CCR mode and our implementation of the setpoint

Dirk Hohndel dirk at hohndel.org
Fri Feb 6 13:54:29 PST 2015


OK, I'll admit it up front. I don't really care about rebreathers - they
aren't interesting to me. So I clearly haven't paid enough attention to
our CCR support.

But a bug report from an OC diver forced me to dig into this and what I
think I'm beginning to understand doesn't make me happy.

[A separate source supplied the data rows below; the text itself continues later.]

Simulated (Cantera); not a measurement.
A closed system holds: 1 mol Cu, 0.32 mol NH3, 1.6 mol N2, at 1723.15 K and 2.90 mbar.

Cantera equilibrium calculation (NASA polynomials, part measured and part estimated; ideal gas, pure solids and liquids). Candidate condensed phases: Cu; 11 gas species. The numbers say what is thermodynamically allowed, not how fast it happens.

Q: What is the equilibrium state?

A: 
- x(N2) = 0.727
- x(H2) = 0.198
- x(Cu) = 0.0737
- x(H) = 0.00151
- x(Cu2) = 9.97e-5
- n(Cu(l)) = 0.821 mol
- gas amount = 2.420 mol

It seems we use a SAMPLE_EVENT_PO2 to change the setpoint in our code,
e.g., in void update_setpoint_events(struct divecomputer *dc) and in the
planner.

Sadly, that event is sent by many dive computers as a WARNING that you
have exceeded the useful PO2 range. You'll get this from your Suunto or
your OSTC or your Cobalt when you went too deep on your gas (and at least
on the EON Steele also when you went to shallow with a hypoxic mix).
These are the only dive computers that support this event - none of them
use it to set a setpoint.

So of course I wondered which brain dead idiot came up with that stupid
idea. And indeed, as the comments in planner.c say:

       /* this is a bad idea - we should get a different SAMPLE_EVENT type
	* reserved for this in libdivecomputer...
	* overloading SMAPLE_EVENT_PO2
	* with a different meaning will only
	* cause confusion elsewhere in the code
	*/
       add_event(dc, lasttime, SAMPLE_EVENT_PO2, 0, po2, "SP change");

Who wrote that crap? Oh. Right. I did.
:facepalm:

So I can't blame Robert for then applying the same logic when he tried to
switch a dive from OC to CCR mode or vice versa. But that doesn't change
the fact that it is simply wrong.

The only way to know if a dive is CCR or OC or something else is the
divemode (and the dctype in the XML). Anything that looks at
SAMPLE_EVENT_PO2 or the presence of setpoint in the samples is wrong.
Once you KNOW that you are in CCR mode, you can use the setpoint in the
sample to detect an OC bailout, but that's it.

This needs to get fixed.

Now the other question is, of course, how do we figure out that a dive is
in CCR mode and that therefore setpoint=0 in a sample does, indeed, imply
bailout, and anything else implies the diver is in CCR mode?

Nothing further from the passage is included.